This Call to Action was updated by women leaders from Asia, Africa, and Latin America during a workshop in Bogota, Colombia, on August 30–31, 2022.
The historic US$1.7 billion Pledge made at the UNFCCC CoP26 in Glasgow by governments and donors in support of Indigenous Peoples’ (IP) and local communities’ (LC) collective and territorial rights is a step in the right direction. However, if it intends to repair the historical gap in direct funding for IPs LCs, it must also address the rights of Indigenous, Afro-descendent, and local community women and girls’ direct access to funding. Climate finance must not leave Indigenous, Afro-descendant, and local community women and girls behind.
Governments worldwide have also committed funding to ensuring gender equality in CoP26. Canada has committed to targeting 80% of its US$3.9 billion (CA$5.3 billion) climate investments over the next five years towards gender equality outcomes; the UK is working on setting out how US$193 million (£165 million) in funding will address the dual challenges of gender inequality and climate change; and the USA will invest at least US$14 million of the Gender Equity and Equality Action Fund towards gender-responsive climate programming. It is imperative that this climate finance fully reaches the Indigenous, Afro-descendent, and local community women and girls who are on the frontlines and playing a key role in protecting and restoring our territories.
At the United Nations’ 66th Commission on the Status of Women (CSW66), integrating gender perspectives into climate change and environmental and disaster risk reduction policies and programs took center stage. Reiterating the Agreed Conclusions at CSW66, specifically in line with sections 23 and 24, climate finance must not render invisible the invaluable roles that Indigenous, Afro-descendant, and local community women and girls play, particularly their contributions to climate action, preserving traditional knowledge and livelihoods, strengthening gender justice, and supporting human and tenure rights movements.
This financing must also strive to prevent and mitigate the adverse impacts of climate change, climate initiatives, and policies that are detrimental to these communities and women in order to ensure sustainable and dignified lives for all. As we move toward UNFCCC CoP 27 in Egypt in November 2022, it is crucial that measures to ensure that the commitments made at CoP26, as well as those from governments, are put into practice in a transparent manner and recognize the roles that women and girls play in climate mitigation, adaptation, and land protection.
In 2016, the Intergovernmental Economic Organisation (OECD) found that nearly US$10 billion was earmarked for civil society organizations (CSOs) fighting for gender justice. Yet, just 8% of these funds have reached CSOs working in developing countries, and only a fraction reportedly went to grassroots women’s rights organizations directly. In fact, Indigenous women’s organizations received only 0.7% of all recorded human rights funding between 2010 and 2013, despite using, managing, and conserving community territories that comprise over 50% of the world’s land. Even where resources are reaching Indigenous women’s organizations, they tend to be inadequate and short-term.
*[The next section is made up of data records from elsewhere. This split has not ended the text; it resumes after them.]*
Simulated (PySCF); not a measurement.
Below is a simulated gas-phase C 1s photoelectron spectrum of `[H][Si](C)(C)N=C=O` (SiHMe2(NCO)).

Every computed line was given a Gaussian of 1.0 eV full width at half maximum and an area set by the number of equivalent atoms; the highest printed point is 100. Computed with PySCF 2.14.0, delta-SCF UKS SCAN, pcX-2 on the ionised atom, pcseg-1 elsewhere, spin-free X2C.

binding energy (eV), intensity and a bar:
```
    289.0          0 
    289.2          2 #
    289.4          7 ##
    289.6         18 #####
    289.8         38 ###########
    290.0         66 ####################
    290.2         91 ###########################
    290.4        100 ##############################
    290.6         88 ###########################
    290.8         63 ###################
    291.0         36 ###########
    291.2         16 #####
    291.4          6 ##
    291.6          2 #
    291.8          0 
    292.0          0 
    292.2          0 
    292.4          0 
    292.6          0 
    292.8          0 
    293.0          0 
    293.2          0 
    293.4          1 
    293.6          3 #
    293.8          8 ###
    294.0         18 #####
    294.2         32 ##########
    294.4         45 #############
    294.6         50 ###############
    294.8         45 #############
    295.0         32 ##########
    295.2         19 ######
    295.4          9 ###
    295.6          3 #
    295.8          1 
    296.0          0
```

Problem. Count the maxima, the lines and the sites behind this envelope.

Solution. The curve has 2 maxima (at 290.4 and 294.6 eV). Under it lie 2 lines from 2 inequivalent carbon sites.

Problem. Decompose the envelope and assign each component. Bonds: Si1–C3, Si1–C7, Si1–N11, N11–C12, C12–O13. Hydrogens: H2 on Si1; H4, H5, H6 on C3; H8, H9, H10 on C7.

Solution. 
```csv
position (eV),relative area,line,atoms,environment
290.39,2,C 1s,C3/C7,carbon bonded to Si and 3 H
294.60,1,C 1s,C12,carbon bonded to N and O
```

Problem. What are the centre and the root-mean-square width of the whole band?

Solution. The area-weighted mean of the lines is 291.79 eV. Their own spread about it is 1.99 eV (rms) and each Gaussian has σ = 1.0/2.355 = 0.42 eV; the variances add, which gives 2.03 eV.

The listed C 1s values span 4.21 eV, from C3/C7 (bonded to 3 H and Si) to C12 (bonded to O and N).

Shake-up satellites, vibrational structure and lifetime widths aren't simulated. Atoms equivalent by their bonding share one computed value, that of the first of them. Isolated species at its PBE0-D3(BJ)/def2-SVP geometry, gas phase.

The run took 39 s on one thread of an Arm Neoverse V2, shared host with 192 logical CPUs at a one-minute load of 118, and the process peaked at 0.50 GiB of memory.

Current global and regional governmental data on women’s access to funding is insufficient and inadequate. It is virtually non-existent for Indigenous, Afro-descendant, and local community women’s groups, organizations, associations, and collectives in the global South which reflects the negligence of governments towards Indigenous, Afro-descendent, and local community women and girls.
Indigenous, Afro-descendant, and local community women experience a broad, multifaceted, and complex spectrum of mutually reinforcing and systemic human rights violations. These act together to limit their self-determination and control of natural resources, all influenced by patriarchal power structures and multiple forms of discrimination and marginalization based on gender, class, race, ethnic origin, customs, and socioeconomic status.
In the lead-up to CoP 27, we call upon governments, donors, and allies to ask what they can do differently to recognize and support the invaluable roles and contributions of Indigenous, Afro-descendent, and local community women in achieving sustainable development and climate goals.
To advance women’s empowerment worldwide, governments and donors must take action for gender equality and gender justice to urgently provide direct funding to the Indigenous, Afro-descendant, and local community women’s groups, organizations, associations, and collectives in the global South who have been historically under-supported and under-funded.